Vice Ventures, a firm focused on investing in such categories as cannabis, alcohol, sextech, gambling, nicotine, psychedelics and addiction recovery, initially set out to raise a $25 million maiden fund.
In June, six months after its founding, the New York City-based firm closed on its initial target, but is fundraising still toward a $50 million fund, the Founding Partner Catherine Dockery told VCJ.
The idea for a fund focused on vices was born when Dockery was interviewing for a job at consumer venture capital firms, she said.
“I was asked to pitch a company, and I pitched Bev, a direct to consumer wine company,” Dockery said.
The response she got from most VCs was: “we like the idea but we can’t invest in alcohol.”
She was then asked what else she believed in and she answered that she liked “nicotine, gambling, and sextech companies,” explaining that these categories are not only lucrative, but are also recession-proof, Dockery said.
Many of the VCs agreed these could be good economic opportunities but said they could not invest in the companies she was proposing because their limited partner agreements have “vice clauses,” which prevent funds from investing in controversial businesses, explained Dockery.
This gave her an idea to launch a fund focused entirely on the moral gray areas traditional venture capitalists cannot invest in.
Dockery said that LPs in her fund are primarily founders and other individuals who have built successful companies. The list of investors includes Marc Andreesen as well as Bradley Tusk, who is also an advisor to Vice Ventures.
Dockery said she doesn’t expect to ever raise funding from institutions because most of them have strict vice clauses.
A surge of successful exits in the category proves that “vice” companies could grow without the backing of traditional venture funds. Vice Ventures provided VCJ with a decent-sized list of exits in every category the firm is targeting, including the $850 million acquisition of cannabis distribution and brand company Origin House and a $12.8 billion investment in JUUL by Altria.
Prior to launching Vice Ventures, Dockery managed private investments for Andy Dunn, an investor and a co-founder of Bonobos, a clothing company which was bought by Walmart for $310 million in 2017. After the Bonobos acquisition, she joined Walmart’s digitally native vertical brands M&A team.
Vice Ventures will write checks from $100,000 to $1 million and intends on leading some investments, Dockery said.
The firm has already invested in four companies, including Indose, a precise dosage cannabis vaporizer.
Although the impetus for Vice Ventures was investing in companies that are precluded by the “vice clause,” the firm is not looking to back every money-making category that falls under the exclusion criteria, explained Dockery.
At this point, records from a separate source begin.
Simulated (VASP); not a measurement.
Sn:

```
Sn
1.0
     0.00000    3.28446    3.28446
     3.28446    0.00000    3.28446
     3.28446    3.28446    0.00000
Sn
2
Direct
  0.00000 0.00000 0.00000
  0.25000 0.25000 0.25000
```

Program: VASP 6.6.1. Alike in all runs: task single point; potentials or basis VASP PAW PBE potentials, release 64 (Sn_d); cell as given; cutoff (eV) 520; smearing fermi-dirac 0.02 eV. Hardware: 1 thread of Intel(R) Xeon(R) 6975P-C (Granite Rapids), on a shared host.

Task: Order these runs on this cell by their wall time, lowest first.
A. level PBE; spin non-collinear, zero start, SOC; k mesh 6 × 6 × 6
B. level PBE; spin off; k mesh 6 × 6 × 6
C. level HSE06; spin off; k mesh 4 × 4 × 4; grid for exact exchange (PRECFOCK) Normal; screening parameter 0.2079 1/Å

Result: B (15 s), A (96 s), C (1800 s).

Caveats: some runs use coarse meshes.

“It is hard to draw a line in the sand,” she said, “but we definitely would not invest when the purpose of a product is harming others, like guns.”
• Current Fund: Vice Ventures I
• Fund Size: Targeting $50 million
• Notable LPs: Marc Andreesen, Bradley Tusk
• Point of contact for LPs: firstname.lastname@example.org
• Check sizes: up to $1 million
• What sets firm apart: investing in controversial, but lucrative fields.
CORRECTION: Bradley Tusk is an investor and an advisor to Vice Ventures, not Tusk Ventures.